The Arabist

The Arabist

By Issandr El Amrani and friends.

Mauritania's constitutional referendum

Mauritania -- yes, the poor, backward, drought-stricken, desert state of Mauritania -- has voted for constitutional amendments in a national referendum that imposes term limits on the presidency. Early results on the 25 June referendum indicate that Mauritanians approved by 97% the reform, with at least 76% of eligible voters casting their votes.

The reforms they voted on included limiting presidential terms to two five-year terms and preventing the president from holding on to his post if older than 75. While the former reform, while not a first, is rare enough in the region (and in places like Tunisia, Ben Ali amended the constitution to remove term limits), the latter is the first time anywhere, as far as I know, that age limits have been placed on a president. If this rule was applied, neither Egypt nor France would be able to hold on to their current presidents!

Explaining his motives for the referendum, the leader of the junta that staged a coup in August 2005, Ely Ould Mohammed Vall, said:
If the president remains in power for 18, 20 or 30 years and plans to pass his position on to his son or another person of his choice, this would be personal power and a way of ruling that does not take into account the interest of the country or its citizens.
He's not going to be popular at the next Arab League meeting.
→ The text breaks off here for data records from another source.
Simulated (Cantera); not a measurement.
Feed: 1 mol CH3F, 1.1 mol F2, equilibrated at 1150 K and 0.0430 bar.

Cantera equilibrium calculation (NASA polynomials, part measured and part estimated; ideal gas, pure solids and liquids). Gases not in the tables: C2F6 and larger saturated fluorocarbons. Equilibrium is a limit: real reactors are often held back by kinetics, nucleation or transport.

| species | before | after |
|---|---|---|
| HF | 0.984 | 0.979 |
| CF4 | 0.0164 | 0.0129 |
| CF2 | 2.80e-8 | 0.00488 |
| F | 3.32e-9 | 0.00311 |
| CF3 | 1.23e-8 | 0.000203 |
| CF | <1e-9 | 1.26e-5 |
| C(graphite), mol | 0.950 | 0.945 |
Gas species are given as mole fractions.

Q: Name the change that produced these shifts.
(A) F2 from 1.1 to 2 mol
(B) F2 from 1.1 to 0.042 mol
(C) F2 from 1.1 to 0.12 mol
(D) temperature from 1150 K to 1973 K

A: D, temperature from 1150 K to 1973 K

There are also further precautions in the constitution: presidential candidates must pledge that he will not back any revision to the constitution that would change the provisions on presidential terms. The constitution's article 99 also states that no constitutional amendment of presidential terms can be made at all.

Naturally, all of this can be changed by a despot who comes along later. But Mauritanians did suffer under Maaouya Ould Taya, the ousted leader who ruled from 1984 to 2005. Perhaps they've learned the hard way that these rules are valuable. If it works out, they'll be putting to shame Arab autocrats and giving new legitimacy to palace coups -- as I remember Egyptian columnist Fahmi Howeidy predicting last August.

Jonathan Edelstein over at the Head Heeb is less sanguine about the referendum and points out that the constitution still remains strongly presidential, with the president having considerable power over the prime minister and the cabinet. While I agree with him on that point, I still think the insistence on term limits is quite a step forward. Now we'll have to see how parliamentary elections this Fall and presidential elections next Spring will be carried out.